As a nation we are using less water, even as our population grows, says a USGS report. This is definitely good news. We are using less water than in 1970.
Water use in the United States in 2010 was estimated to be about 355 billion gallons per day, which was 13 percent less than in 2005. The 2010 estimates put total withdrawals at the lowest level since before 1970.
Thermoelectric power and irrigation remained the two largest uses of water in 2010, and total withdrawals for both were notably less than in 2005. Withdrawals in 2010 for thermoelectric power were 20 percent less and withdrawals for irrigation were 9 percent less than in 2005.
Thermoelectric power is water used to generate electricity from steam turbines, and includes nuclear, coal, natural gas, and concentrated solar power plants. It is the largest single use of water, if a bit deceptive, as the water is often pumped back into rivers where it can be used for other purposes. Agriculture is the second-biggest use of water and again, some of that water seeps back into the the ground and aquifers.
There are lots of caveats. This analysis uses “withdrawals” rather than “consumptive use”. So if a power plant sucks up river water for cooling, that counts as “use” even if most of it is returned to the river. Farmers withdraw a lot, and return some via groundwater seepage and drains. The withdrawal-consumption distinction is really important for water policy, as I tried to explain here.

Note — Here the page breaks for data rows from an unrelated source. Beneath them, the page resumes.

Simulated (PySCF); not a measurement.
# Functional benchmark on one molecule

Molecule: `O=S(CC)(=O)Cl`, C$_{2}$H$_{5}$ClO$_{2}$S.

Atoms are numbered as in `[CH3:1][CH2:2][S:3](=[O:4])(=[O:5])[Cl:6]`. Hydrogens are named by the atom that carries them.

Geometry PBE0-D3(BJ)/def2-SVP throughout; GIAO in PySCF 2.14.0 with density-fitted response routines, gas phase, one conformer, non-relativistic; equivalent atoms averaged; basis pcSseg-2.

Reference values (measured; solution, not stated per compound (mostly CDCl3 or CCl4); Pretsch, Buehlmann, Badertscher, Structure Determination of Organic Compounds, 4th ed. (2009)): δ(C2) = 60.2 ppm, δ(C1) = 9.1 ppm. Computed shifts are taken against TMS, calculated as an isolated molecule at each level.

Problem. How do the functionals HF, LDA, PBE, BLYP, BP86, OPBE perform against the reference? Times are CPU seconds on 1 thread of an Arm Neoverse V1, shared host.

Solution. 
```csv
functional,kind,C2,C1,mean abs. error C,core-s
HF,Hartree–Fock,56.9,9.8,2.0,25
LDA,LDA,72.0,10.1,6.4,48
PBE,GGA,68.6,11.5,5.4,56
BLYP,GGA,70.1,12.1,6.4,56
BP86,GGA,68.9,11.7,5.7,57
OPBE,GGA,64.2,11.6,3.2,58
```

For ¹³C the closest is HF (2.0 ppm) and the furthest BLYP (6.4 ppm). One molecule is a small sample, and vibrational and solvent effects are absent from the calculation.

This big drop also spans the Economic Shitstorm of 2008. Part of the drop could be related to that.
I think a lot of work needs to be done by people smarter than I to sort out the implications of the above two caveats. But those notwithstanding, I think the new data supports the hypothesis (“slogan”?) I’ve been pushing recently: When one has less water, one uses less water. We’re pretty adaptable, we humans.